Monday, March 3, 2014

Elder Scrolls Online: First Impressions

I haven’t done a review (or a post) in a long time. Today will change both of those by giving out a review of my brief experience with the Elder Scrolls Online beta.


First off, the email I received regarding it said there was not an NDA on it, so I am allowed to speak about it. Bethesda, do not whip your lawyers out just because I want to openly discuss it. Second, I received that email as an invite from a good friend of mine to play with him in the game. As much as I enjoy playing games with him, this might be one I skip out on overall. That said, he came to similar conclusions, so I don’t feel as bad for coming to them myself.

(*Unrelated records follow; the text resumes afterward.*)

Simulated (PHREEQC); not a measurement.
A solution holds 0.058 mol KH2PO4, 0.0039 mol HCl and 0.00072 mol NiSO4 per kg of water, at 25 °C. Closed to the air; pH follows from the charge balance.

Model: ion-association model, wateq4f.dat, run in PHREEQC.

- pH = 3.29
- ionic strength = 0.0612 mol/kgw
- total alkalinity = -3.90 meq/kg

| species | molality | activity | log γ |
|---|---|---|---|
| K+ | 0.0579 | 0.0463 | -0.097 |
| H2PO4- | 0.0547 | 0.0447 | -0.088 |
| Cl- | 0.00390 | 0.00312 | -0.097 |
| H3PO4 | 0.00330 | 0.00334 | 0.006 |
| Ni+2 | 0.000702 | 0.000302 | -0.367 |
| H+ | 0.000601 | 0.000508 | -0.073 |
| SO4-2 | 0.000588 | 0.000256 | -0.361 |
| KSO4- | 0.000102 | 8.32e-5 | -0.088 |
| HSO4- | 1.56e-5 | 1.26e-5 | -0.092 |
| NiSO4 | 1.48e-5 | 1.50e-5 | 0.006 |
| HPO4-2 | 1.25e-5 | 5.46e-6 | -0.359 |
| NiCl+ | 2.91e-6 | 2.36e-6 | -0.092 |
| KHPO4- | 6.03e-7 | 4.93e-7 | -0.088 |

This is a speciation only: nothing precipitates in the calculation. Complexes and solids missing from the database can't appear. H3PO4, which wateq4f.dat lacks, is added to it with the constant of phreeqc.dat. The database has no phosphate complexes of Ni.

With that out of the way, let’s actually get the review proper started. 

Zenimax, Bethesda, and whoever else was working on this, I have to say that I’m disappointed. First impressions are the most important thing when introducing someone to a new person, place, thing, and in this case, a game. If you can’t have me hooked within the first ten minutes (let alone the first hour) of your game, then you have already dropped the ball in making your game interesting or good. First impression of this game is pretty sour at best.

For starters, you have us starting in a dungeon as a prisoner escaping the dungeon… again. And the game looks absolutely silly when you have hundreds to thousands of people running around a dungeon being told they’re the chosen one and trying to escape. Yes, I suppose a prison break would run with hundreds of people going wild. But, realistically, only a handful of people, at best, actually manage to escape and this is a magic prison, which I think would cut those odds down even more, or maybe I’m just cynical. 

But then there’s the other thing I mentioned, the whole “you’re the chosen one” nonsense. This works perfectly fine for single player games. You are the only person not handicapped by being an NPC, therefore you really are the only possible person to be the chosen one since you are the only person capable of true independent thought (or so we hope). But in a big MMO with thousands of people playing, not only does that “chosen one” line feel forced, but it also comes off as a blatant lie. We can’t all be the chosen one, as a thousand is far greater than one. And the premise loses all meaning when you have that many people being considered as the chosen one. I can’t help but feel my presence is not really needed or in any way meaningful like it was in Skyrim, Fallout, Portal, etc.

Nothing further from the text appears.